Hirschi and her partner, Paige Wilder, will conduct an eight-hour training session focusing on non-violence in its many forms. The seminar, sponsored by and held at the YWCA, will take place Saturday, Jan. 25. Cost is $25, and full and partial scholarships are available. To register or for information, call Jane Edwards at 355-2804."Our format is a series of presentations by trainers, with active participation by the group," Hir-schi said. "I really believe that there's a legacy of violence, so it's important to learn consensus decisionmaking to facilitate discussions. We each have personal responsibility for peace, whether it's in the home or world peace."

Participants will learn about non-violent political activism, alternative ways to resolve conflicts, how to talk things out and more, Hirschi said.

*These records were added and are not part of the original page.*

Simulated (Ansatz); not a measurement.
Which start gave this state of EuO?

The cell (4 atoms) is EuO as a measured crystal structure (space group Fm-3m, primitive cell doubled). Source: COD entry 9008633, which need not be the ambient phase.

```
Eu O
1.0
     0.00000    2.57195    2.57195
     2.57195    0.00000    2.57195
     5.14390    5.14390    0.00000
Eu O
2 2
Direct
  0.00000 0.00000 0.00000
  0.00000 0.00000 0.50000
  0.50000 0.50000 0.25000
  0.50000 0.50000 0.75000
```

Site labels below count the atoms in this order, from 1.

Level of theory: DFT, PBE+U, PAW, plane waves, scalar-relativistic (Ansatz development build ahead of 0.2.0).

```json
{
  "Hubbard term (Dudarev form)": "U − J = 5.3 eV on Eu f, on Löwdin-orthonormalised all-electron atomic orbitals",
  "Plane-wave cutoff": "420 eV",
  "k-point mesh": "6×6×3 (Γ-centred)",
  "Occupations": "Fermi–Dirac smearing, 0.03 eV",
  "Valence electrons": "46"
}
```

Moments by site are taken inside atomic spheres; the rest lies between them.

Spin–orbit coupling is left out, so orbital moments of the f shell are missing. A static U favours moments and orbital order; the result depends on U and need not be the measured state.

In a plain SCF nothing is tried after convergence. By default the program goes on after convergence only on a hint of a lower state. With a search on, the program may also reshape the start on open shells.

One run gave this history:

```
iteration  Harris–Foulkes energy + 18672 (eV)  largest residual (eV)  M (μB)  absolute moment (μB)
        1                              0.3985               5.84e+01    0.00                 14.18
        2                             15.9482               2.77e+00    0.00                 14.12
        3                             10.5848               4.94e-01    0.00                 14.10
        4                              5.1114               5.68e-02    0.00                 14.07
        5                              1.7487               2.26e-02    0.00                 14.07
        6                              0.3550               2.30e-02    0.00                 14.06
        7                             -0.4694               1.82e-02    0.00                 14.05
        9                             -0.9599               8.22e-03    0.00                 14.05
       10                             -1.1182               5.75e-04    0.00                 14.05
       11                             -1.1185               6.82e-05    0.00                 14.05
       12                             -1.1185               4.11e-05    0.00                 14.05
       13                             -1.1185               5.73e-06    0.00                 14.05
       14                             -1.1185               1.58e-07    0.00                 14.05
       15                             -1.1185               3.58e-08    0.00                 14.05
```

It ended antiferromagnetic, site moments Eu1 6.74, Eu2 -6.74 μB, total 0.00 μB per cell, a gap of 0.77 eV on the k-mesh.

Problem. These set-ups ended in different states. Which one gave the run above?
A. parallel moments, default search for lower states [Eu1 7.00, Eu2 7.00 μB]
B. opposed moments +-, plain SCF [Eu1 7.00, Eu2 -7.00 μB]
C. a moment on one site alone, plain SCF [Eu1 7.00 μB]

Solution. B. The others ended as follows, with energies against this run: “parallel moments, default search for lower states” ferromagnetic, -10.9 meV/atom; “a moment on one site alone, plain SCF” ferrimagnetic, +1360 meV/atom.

"I believe, for instance, that there is a connection between the bomb in our own hearts and the one in our back yard - the Trident missile system. You can't put yourself on the line to protest war or violence of any type if your heart is filled with violence and anger. At the same time, I don't think you can just sit at home and burn candles and meditate, either."

Through "go-rounds," workshop participants will be asked to talk about their own experiences with anger or violence. They will also assume roles as a way to see the many ways a situation can be handled.

Hirschi remembers daily visits to a nearby store where she'd buy beverages. There were two clerks, one of them very nice and the other very unpleasant. She made it a point to be cold and distant with the latter.

"One day I got confused and thought she was the nice clerk, so I chit-chatted with her," Hirschi said. "Only after we'd had a very nice conversation did I realize she was the clerk I thought I hated."

Hirschi and Wilder will also try to teach people how to use breathing and silence as ways to calm a situation and avoid violence. Everything doesn't have to be done this minute. It's OK to take a deep breath and sit still for a minute to focus, Hirschi said.

For Hirschi, teaching non-violence is a ministry, completely in tune with her religious beliefs as a Quaker. Over the years, she said she has learned that "in dealing with people who disagree with me, I am merely looking in the mirror. I don't have any great virtue or righteousness and I don't have a corner on it. I just want peace."